Ah, the book sale of the West Tisbury library! It’s an annual feast for bibliophiles. This year I’ve got to be there right when the doors open. There was no telling what treasures I had missed out on last summer when, 10 or so minutes late, I joined the horde of book lovers. That’s the diverse species of individuals engaged in a balancing act between the civility befitting men of letters, and aggressiveness in capturing that long sought-after author or book title of cult status.

The tables with rows upon rows of books were arranged pretty much the same way as the year before. Photography, high on my list, was situated near the entrance. Equipped with brown shopping bags, I was ready to join the fray. First, you have to ascertain in which direction the line at a table, or the circle around it, is moving. Then you look for an opening. It occurs whenever a bookworm becomes engrossed in a tome, thereby holding up the line on his one side, while thinning it on his other. I didn’t have to wait long for a gap. Gently inserting myself, shoulder first, into the line, I scanned the bookscape laid out before me.

Right away I alighted on Die Alpen, a large-format German picture book, dated 1927, with wonderfully detailed black-and-white reproductions of the Alpine mountains. Ten dollars seemed a bit steep, but the volume appealed to more than just the photographer in me.

It took me back to my teens when, living far away from the Alps, I became fascinated with them and read everything available on the subject — topography, climbing techniques, even the history of first ascents. Case in point: the Matterhorn, first scaled in 1865 by, of all people, an Englishman, Edward Whymper. But I digress. Books do that to you. “There is no Frigate like a Book to take us Lands Away,” to quote Emily Dickinson, that recluse of Amherst, very likely tucked away over on the poetry table.

I quickly came across another good find, Creation, color photos by the great Ernst Haas, definitely a contender. I started feeling the line pressing against me. I either could hold my ground, feigning transport into Lands Away and forcing others to move around me, or step back and give up my place in the line. It is a matter of what other promising books you have spied near you. I decided to stay put and leaf through Creation. I remembered seeing one of the pictures years ago when I marveled at its minimalist use of color and composition. In went the second book into the bag.

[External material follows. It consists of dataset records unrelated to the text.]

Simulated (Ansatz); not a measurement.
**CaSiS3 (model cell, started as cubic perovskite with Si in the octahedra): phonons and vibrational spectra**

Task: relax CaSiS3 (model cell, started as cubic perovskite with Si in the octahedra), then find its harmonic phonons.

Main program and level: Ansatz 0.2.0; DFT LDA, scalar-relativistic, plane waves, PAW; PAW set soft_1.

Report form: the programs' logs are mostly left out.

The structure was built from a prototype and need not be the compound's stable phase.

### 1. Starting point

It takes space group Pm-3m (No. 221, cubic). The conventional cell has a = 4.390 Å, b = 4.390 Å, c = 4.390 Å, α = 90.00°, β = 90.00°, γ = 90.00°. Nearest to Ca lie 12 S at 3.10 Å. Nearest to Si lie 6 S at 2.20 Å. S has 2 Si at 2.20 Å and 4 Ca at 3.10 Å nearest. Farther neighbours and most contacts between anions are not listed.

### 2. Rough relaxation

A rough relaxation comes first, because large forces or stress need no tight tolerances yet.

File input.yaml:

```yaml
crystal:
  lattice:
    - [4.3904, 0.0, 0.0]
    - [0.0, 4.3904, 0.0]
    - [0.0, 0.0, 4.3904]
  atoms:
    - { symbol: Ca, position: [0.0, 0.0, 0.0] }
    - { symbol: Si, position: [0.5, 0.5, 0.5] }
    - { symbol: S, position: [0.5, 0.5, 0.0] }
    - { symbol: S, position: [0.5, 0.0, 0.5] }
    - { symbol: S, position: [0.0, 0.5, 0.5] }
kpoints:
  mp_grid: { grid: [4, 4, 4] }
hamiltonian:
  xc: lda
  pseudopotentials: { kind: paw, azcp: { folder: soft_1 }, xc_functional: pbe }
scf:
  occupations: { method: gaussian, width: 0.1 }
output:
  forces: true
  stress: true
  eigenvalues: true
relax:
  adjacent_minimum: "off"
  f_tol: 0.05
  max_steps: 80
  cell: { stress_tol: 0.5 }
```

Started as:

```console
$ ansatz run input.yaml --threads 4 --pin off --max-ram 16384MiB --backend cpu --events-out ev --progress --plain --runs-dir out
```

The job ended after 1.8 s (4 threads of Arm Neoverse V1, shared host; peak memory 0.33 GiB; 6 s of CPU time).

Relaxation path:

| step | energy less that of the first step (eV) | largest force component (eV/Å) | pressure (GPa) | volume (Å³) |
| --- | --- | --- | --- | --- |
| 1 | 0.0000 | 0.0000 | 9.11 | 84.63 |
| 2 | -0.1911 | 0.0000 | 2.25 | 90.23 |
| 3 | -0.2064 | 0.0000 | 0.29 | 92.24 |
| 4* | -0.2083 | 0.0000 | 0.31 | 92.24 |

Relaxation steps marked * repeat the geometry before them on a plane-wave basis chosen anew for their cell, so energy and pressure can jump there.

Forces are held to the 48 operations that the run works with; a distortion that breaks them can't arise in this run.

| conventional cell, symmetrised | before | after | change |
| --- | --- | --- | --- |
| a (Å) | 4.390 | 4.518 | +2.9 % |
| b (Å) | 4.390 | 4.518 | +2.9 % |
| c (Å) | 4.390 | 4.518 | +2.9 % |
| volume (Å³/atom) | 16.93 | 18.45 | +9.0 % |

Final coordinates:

Next came a short visit to the art table, where I snagged a large-format, bilingual book, Christliche Kunst (Christian Art), showing woodcuts, etchings, paintings and sculptures of Christian themes, just the right present for a family member. We don’t mind exchanging gifts with hand-written dedications from and to perfect strangers.

On to the table with foreign language books, German ones, another area of interest high on my list. Here the pickings are usually slim, but so is the line of buyers. You find primers of the old school, holding forth on conjugation of irregular German verbs, with sentences on the order of “Franz runs/has run/ran after his dog Waldi.”

I weighed whether a volume giving the etymology of German words was worth its price. A random check informed me that, before Kragen (collar) assumed the modern meaning of upper part of a garment, it used to be another word for the human neck. When was the last time I needed to know this old high German tidbit about Kragen? The book landed back on the table.

I wandered the aisles past biographies and autobiographies in search of further frigates and made landfall at reference and dictionaries. Cyclopedias! They are a weakness of mine. Though largely made obsolete by the Web, they still give me a sense of reassurance — with all their listings of dates and facts and nomenclatures.

Right next to these repositories of systematized human knowledge beckoned piles of paperbacks with advice for writers. One alerted me to the virtues of Writing Down the Bones. In vain did I look for a companion piece offering help with the fleshing out. Nevertheless, I walked away with William F. Buckley Jr.’s The Right Word, puzzled that he, the quintessential word maven, didn’t name it Le Mot Juste.

As I made my way past other literary genres, I passed a lonely book hunter in quiet contemplation of the self-help table. I was tempted to ask him whether he needed help. Perhaps he was just resting his eyes after forever having to cock his head this way and that in order to decipher book spines with titles right side up and upside down.

By now it was time to take inventory of my shopping bags and agonize over what was worth keeping and what needed to be jettisoned. When first casting my net, I err on the side of too much, so I won’t have regrets later. But for reasons of limited shelf space at home, I had to get rid of some ballast and, with a heavy heart, repatriated a few books to their proper tables.

I still ended up with a full shopping bag and left the gym with my fingers feeling grubby — that telltale sign of leafing through books that have spent too much time in dusty attics or musty basements. It will take these additions to my library a while for that affliction to leach out. Then I will know that they, at last, are mine.

Peter Dreyer is a freelance writer and summer resident of Edgartown. The West Tisbury Library book sale begins today and runs through August 2 at the West Tisbury School. The hours are 9 a.m. to 3 p.m.